Broadcom makes $130 billion acquisition deal for Qualcomm

Broadcom Limited announced its intention to purchase Qualcomm for $130 billion, including debt. Broadcom, a semiconductor maker whose chips help power Apple’s iPhones, offered $70 a share in cash and stock for Qualcomm, the world’s largest maker of mobile phone chips and Broadcom’s rival. Purchasing Qualcomm would make Broadcom the world’s third largest chipmaker, behind Intel Corp. and Samsung Electronics Co. Broadcom would also become a major provider of essential components to build the more than a billion smartphones sold annually. If the deal is completed, it would be the largest deal in the history of the technology industry.

According to Bloomberg, “The combination of the two companies could generate strong synergies and create a dominant wireless business and overall powerful global semiconductor leader,” said Mike Walkley, an analyst at Canaccord Genuity Group Inc.

However, Qualcomm is preparing to fight the bid. It argues that Broadcom has undervalued the company, and argues that the proposal is a push to purchase the firm cheaply. It wants to recommend that shareholders reject Broadcom’s bid.

Hock Tan, CEO of Broadcom, appeared with President Donald Trump last week to announce his plans to move the company’s legal headquarters from Singapore to the United States. Trump praised the decision as an endorsement of his business-focused tax plan, calling Broadcom “one of the really, great, great companies,” according to The New York Times.

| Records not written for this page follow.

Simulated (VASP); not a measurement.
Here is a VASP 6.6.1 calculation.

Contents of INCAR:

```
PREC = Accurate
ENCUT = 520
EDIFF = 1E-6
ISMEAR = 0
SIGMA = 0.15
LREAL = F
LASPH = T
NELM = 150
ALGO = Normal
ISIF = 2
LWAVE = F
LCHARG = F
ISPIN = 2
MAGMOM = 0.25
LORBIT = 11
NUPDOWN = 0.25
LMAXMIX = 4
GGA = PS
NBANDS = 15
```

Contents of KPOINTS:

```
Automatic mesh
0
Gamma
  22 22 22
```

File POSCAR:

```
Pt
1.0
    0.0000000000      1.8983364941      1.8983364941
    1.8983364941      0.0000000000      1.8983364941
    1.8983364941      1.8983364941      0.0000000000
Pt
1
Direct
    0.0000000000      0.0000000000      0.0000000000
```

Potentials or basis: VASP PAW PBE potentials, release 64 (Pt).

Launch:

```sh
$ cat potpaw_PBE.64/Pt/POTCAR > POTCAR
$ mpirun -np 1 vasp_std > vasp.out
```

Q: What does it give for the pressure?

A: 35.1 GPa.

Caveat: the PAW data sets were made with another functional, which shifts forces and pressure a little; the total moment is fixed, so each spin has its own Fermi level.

However, with Broadcom’s recent bid for Qualcomm, the real reason for Tan’s announcement seems apparent. The deal will most likely receive regulatory approval with Broadcom now being based in the United States, and the company having Trump’s support.

It is not as easy as it appears, though. Technology companies are under increased scrutiny as of late, being the focus of sexual harassment scandals and recent hearings by the Senate Intelligence Committee for their influence in the 2016 presidential election, among other unsavory topics. Trump has not expressed much support for foreign acquisitions either, which is what Broadcom is trying to achieve with this deal. Additionally, if Broadcom’s deal was to be approved, it could open the path for other companies to try similar tactics in getting U.S. regulatory approval.

Nevertheless, analysts and investors have suggested that a merger between the two companies could still be “blocked on antitrust grounds or because Broadcom could still be considered a foreign company buying sensitive technology,” according to The New York Times.

Tan and Broadcom have denied any relation between the Trump announcement and the Qualcomm bid, claiming that the timing was a mere coincidence. Broadcom stated publicly that its plan to move its legal headquarters to the United States was a result of Republican efforts to overhaul the tax code, particularly the slashing of the corporate tax rate.

In an interview, Tan said, “We think very long term. What we perceive is that the business environment has steadily improved. As we want to grow our business in the long term, that makes it easier to choose to redomicile in the U.S. to sustain our growth trends.”

Tan has long advocated for consolidation within the semiconductor business. Over the years, his strategy has involved purchasing established chip franchises with good profit margins, and selling off the parts that are not profitable. Growth by acquisition has become the norm in the chip making industry. The industry has largely matured, change has stagnated and companies have instead focused on price competition, which results in selling products at lower prices and overall lower profit margins. Tan’s method has been to grow Broadcom by purchasing profitable, well-known companies and attempting to run said companies more efficiently, while also focusing on developing products that customers like Apple and Samsung want to buy.

However, this focus on consolidation has led to fears from regulators and analysts that the chip industry could become an oligopoly. For example, Broadcom has another bid, worth $5.5 billion, for Brocade Communications Systems, currently awaiting national security approval.  Qualcomm itself is trying to acquire NXP Semiconductors for $38.5 billion. Antitrust approval may become a major factor in the bid’s survival. According to The New York Times, in January, the Federal Trade Commission brought charges against Qualcomm, accusing the chipmaker of “abusing its monopoly in certain chips to charge unreasonable rates to partners” including Apple. Whether Republican antitrust enforcers, assigned by Trump, will be more lenient is yet to be seen.

Qualcomm has stated that its board was weighing Broadcom’s offer. Tan said that he would prefer a consensual deal, but went on to say that he would take whatever steps he felt were necessary to ensure his deal’s success.